Today, Pride is celebrated the world over. You can find it in every big city from New York to Paris to Rio.
Each year, we reflect on how far we’ve come as a community, and how much further we need to travel down that path toward full equality.
The celebration of Pride is a time when all aspects of our community can come together as one. But Pride has a different meaning to many people.
The dichotomy that is Pride boils down to this: Is it a party or is it a protest? Generally speaking, the
answer to that question will depend on the age of the person responding.
Pride can, should and needs to be both! While we will most certainly fail if we attempt to be too many things to all people, we must certainly have a variety of activities that span the cross-section that is our community. This means not only dance parties and happy hours, but also educational and cultural events.
Gay society is changing. Pride celebrations need to reflect that. We are no longer confined to the gaybourhoods of Soho, Brighton, Vauxhall and Manchester. It can’t just be about “the scene”.
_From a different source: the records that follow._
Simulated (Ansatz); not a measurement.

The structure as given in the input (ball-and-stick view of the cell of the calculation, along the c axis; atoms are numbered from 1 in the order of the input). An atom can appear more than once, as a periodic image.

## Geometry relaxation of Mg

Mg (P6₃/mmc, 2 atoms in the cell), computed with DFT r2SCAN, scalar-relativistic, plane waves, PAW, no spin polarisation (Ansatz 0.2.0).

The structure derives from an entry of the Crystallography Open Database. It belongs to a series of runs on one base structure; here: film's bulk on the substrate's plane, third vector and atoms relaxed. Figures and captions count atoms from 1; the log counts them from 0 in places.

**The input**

Many of us who grew up and came out more than a decade ago have a different take on what Pride should be than some who are now coming of age. That’s not to say one group is wrong or right.
Many of the younger generation look to Pride as a celebration — a party. And that’s fine. Those who are a little more “seasoned” often view Pride as a protest – perhaps aware of the riots in the US and other significant
issues in the UK including police brutality etc
It is extremely important that we show our youth, especially in small towns and throughout the UK and beyond that it does get better. Though we may face hardship and ridicule from our peers, we can become anything we dream of being.
Do we fck.
We all go out and get drunk, get drugged and get shagged.
The politics wore off a long time ago.
Do we fck.
We all go out and get drunk, get off our tits and get laid.
Oops. Sorry for the repost.
I thought the non-PC Mrs Whitehouse potty-mouth detector had caught me.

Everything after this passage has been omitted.